Sunday, August 27, 2006

Wife-Like-Units and Motorcycle Waves

In past columns I have jokingly referred to my partner as my wife-like-unit, and several of my readers (more than 2) have enquired about whether or not she minds being called this, and all I can honestly say is that she goes along with it in good humor. However, it made me think about it, and I realize that it isn’t the most flattering of monikers. It was probably a joke that seemed funny at one time, but it doesn’t really cast her in a positive light. So please allow me to start over.

Regina is my hot, sexy, smart, kind, funny, generous Nurturing Loving Partner. How’s that? So from now on she shall be my Nurturing Loving Partner for future stories, or NLP because we computer guys love acronyms. I hope this is an improvement.

I really don’t have a story idea for this week, so I must resort to idle ramblings.

Anybody with a trace of observational ability will have noticed that a lot of guys on motorcycles wave at each other on the highway, even though they don’t know each other. It is so firmly established a tradition that no biker ever questions it, but I think the whole thing needs revision. I have been riding motorcycles for 28 years now, and I guess when I started I thought the wave was pretty cool, and I participated wholeheartedly. Today I am not so sure about the waving thing; there are so many bikers on the roads in summer, and I am not really sure I want to wave at all of them. I mean, what does it really mean? Does it mean, “Hey, I see you ride a bike! Same here! Hi!” or does it mean “Hey I’m a cool motorcycle dude, hang five brother”. A lot of it depends on your status as a biker too. A Harley rider is usually a purist who will only wave at another Harley guy, because if it’s not a Harley it’s not really a bike, that’s the rule with Harley guys. It must be confusing for them these days, with so many “Honda Davidson” and “YamaHarley” clones on the roads. They look the same, sound the same, are more reliable and better built, cost a quarter as much, but hey they are Harley rip-offs and therefore not real bikes. If I accidentally waved to you I didn’t mean to, rice-rocket!

I have always ridden Japanese bikes, mostly classic big bore Suzukis, but for the past five years I have been riding a dual-purpose dirt bike, because it allows me to explore logging roads and get to remote places fast. Oddly, when driving on the highway, this has promoted my status among the Harley guys, I get waves all the time now, but when I had my kickass Suzuki GS1100 tire-burner, I was lucky to get a mere nod. The rice-rockets are just flashy pests, but the dirt-bike seems to get some respect. Strange.

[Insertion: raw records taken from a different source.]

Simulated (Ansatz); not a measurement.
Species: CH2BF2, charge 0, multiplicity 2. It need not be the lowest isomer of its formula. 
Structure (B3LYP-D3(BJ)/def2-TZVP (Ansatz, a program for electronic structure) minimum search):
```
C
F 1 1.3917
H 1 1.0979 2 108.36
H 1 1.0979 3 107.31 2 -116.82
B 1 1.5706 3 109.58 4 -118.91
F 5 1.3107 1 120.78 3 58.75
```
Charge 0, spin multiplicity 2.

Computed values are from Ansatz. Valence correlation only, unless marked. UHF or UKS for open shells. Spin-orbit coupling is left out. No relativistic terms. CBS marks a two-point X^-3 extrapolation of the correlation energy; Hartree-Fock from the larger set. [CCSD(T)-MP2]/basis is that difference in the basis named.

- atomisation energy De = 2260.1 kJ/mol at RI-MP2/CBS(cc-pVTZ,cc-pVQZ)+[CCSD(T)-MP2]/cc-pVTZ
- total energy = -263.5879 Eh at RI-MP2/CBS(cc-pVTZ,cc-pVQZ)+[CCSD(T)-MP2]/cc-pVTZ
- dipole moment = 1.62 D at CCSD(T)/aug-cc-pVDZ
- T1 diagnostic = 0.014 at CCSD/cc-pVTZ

I have noticed a huge increase in the number of female riders on the roads these days. They don’t seem to have the need to wave at each other like guys do – why is this? Is it because the fairer sex are less egotistical and don’t need to do the wave thing? I get the feeling that the secret message among female riders is “hey sister, cool you’re on a bike, but I ain’t waving cuz that’s just a ridiculous ego-prop for boys”.

Anyhow, I am tired of waving, I don’t initiate the wave, and I usually don’t wave back either, although sometimes the automatic wave reflex takes over. Don’t take it personally, great that you ride a motorcycle too, but I don’t think it’s really necessary to continually congratulate ourselves about it.